I do not read this extract to involve Judge Douglas in an inconsistency. If he afterward thought he had been wrong, it was right for him to change. I bring this forward merely to show the high estimate placed on the Missouri Compromise by all parties up to so late as the year 1849.

But going back a little in point of time. Our war with Mexico broke out in 1846. When Congress was about adjourning that session, President Polk asked them to place two millions of dollars under his control, to be used by him in the recess, if found practicable and expedient, in negotiating a treaty of peace with Mexico, and acquiring some part of her territory. A bill was duly gotten up for the purpose, and was progressing swimmingly in the House of Representatives, when a member by the name of David Wilmot, a Democrat from Pennsylvania, moved as an amendment, “Provided, that in any territory thus acquired there shall never be slavery.”

This is the origin of the far-famed Wilmot proviso. It created a great flutter; but it stuck like wax, was voted into the bill, and the bill passed with it through the House. The Senate, however, adjourned without final action on it, and so both
appropriation and proviso were lost for the time. The war continued, and at the next session the President renewed his request for the appropriation, enlarging the amount, I think, to three millions. Again came the proviso, and defeated the measure. Congress adjourned again, and the war went on. In December, 1847, the new Congress assembled. I was in the lower House that term. The Wilmot proviso, or the principle of it, was constantly coming up in some shape or other, and I think I may venture to say I voted for it at least forty times during the short time I was there. The Senate, however, held it in check, and it never became a law. In the spring of 1848 a treaty of peace was made with Mexico, by which we obtained that portion of her country which now constitutes the Territories of New Mexico and Utah, and the present State of California. By this treaty the Wilmot proviso was defeated, in so far as it was intended to be a condition of the acquisition of territory. Its friends, however, were still determined to find some way to restrain slavery from getting into the new country. This new acquisition lay directly west of our old purchase from France, and extended west to the Pacific Ocean, and was so situated that if the Missouri line should be extended straight west, the new country would be divided by such extended line, leaving some north and some south of it. On Judge Douglas’s motion, a bill, or provision of a bill, passed the Senate to so extend the Missouri line. The proviso men in the House, including myself, voted it down, because, by implication, it gave up the southern part to slavery, while we were bent on having it all free.

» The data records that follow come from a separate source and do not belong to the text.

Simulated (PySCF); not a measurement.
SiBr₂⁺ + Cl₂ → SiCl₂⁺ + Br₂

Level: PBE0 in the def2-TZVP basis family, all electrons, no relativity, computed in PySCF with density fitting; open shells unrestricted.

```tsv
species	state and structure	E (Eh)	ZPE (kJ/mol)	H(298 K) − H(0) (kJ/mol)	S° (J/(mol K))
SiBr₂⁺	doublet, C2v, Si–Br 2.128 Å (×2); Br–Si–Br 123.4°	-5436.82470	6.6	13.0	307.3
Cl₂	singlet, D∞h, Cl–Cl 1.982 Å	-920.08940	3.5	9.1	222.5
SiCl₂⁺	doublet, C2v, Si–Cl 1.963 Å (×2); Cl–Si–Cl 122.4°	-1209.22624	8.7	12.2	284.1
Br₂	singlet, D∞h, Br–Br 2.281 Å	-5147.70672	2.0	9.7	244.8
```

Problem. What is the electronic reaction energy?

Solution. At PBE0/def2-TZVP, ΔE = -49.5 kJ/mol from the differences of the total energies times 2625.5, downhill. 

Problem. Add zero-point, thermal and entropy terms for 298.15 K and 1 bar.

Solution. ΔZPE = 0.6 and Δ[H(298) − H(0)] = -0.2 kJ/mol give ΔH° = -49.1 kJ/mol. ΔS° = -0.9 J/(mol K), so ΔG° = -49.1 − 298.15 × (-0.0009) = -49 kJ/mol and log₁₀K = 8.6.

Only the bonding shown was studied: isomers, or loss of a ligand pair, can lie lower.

In the fall of 1848 the gold-mines were discovered in California. This attracted people to it with unprecedented rapidity, so that on, or soon after, the meeting of the new Congress in December, 1849, she already had a population of nearly a hundred thousand, had called a convention, formed a State Constitution excluding slavery, and was knocking for admission into the Union. The proviso men, of course, were for letting
her in, but the Senate, always true to the other side, would not consent to her admission, and there California stood, kept out of the Union because she would not let slavery into her borders. Under all the circumstances, perhaps, this was not wrong. There were other points of dispute connected with the general question of slavery, which equally needed adjustment. The South clamored for a more efficient fugitive-slave law. The North clamored for the abolition of a peculiar species of slave trade in the District of Columbia, in connection with which, in view from the windows of the Capitol, a sort of Negro livery-stable, where droves of Negroes were collected, temporarily kept, and finally taken to Southern markets, precisely like droves of horses, had been openly maintained for fifty years. Utah and New Mexico needed territorial governments; and whether slavery should or should not be prohibited within them was another question. The indefinite western boundary of Texas was to be settled. She was a slave State, and consequently the farther west the slavery men could push her boundary, the more slave country they secured; and the farther east the slavery opponents could thrust the boundary back, the less slave ground was secured. Thus this was just as clearly a slavery question as any of the others.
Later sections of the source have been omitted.